The world is like a smashed hourglass with mirror shards for sand. A busted reality where time flows faster and slower at whim and where you see yourself and your past and your future reflected in moments that can never be assembled in a proper pattern.
Which is all very histrionic and maybe works as an analogy only when you are three whiskeys in. Which I am not, but I still think that is where it belongs.
My day was full. I did what I needed to do, I enjoyed bits of it, I was challenged by bits of it. I survived the whole of it. I didn't feel completely attached to it. Or perhaps I was in the moment often enough that I don't have a litany of thoughts here at the end of the day.
My mind is quiet. The jobs have been done and the tasks completed. All manners of punctuation has been attached and found satisfactory. And I worry about that. Perhaps it is because I need something to worry about, creating phantoms from every shadow to add dramatic counterpoints to a life lived so like every other. Or perhaps the alarm bells are clanging silently somewhere and their sound will only grow until I understand, too late, that there was an issue.
Or perhaps I am simply not good at settling for satisfactory. But if every day was fantastic and amazing all of my limbs would fall off from the force of all the gesticulating.
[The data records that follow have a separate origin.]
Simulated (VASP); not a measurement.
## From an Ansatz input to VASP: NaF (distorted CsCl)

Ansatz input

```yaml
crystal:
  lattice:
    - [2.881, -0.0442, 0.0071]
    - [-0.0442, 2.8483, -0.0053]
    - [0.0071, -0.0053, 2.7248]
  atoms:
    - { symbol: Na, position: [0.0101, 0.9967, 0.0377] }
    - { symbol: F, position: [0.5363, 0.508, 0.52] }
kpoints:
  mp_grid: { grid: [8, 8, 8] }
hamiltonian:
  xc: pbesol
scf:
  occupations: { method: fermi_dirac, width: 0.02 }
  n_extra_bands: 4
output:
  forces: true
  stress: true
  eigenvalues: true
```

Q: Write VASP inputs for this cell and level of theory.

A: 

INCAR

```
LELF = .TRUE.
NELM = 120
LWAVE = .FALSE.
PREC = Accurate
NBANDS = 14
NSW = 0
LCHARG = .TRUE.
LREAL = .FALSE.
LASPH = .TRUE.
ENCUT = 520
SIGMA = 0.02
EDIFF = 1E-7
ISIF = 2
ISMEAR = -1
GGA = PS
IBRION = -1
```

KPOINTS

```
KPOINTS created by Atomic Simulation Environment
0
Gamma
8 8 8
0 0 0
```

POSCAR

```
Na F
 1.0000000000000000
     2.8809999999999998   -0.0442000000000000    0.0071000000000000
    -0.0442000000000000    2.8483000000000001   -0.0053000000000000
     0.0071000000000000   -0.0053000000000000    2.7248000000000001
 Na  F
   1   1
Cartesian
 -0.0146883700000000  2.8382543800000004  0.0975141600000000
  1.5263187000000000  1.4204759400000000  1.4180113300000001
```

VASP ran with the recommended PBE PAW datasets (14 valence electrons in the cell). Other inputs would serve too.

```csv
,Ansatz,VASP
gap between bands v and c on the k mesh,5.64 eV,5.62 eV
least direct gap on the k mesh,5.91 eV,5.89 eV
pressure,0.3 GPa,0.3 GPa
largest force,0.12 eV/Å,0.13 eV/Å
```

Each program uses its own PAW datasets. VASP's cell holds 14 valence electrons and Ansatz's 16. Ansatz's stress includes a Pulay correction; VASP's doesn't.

As I leave the day behind and move forward to the next, I imagine a discombobulated incongruous version of myself, floating with all of the bits gathered in a swirling cloud around my head, like the nucleus of an atom. And my arms and legs and torso electrons zipping about, collecting and processing energy, functioning and doing with only vague direction from the brain.
I can feel a warmth growing. A light. Somewhere in my life. I am planting seeds and watching the soil. And I fear and worry. Because I would rather be cautious and sad then rash and hurtful.
But what I really want is to be dynamic and helpful and wonderful and amazing. Like I know I can be.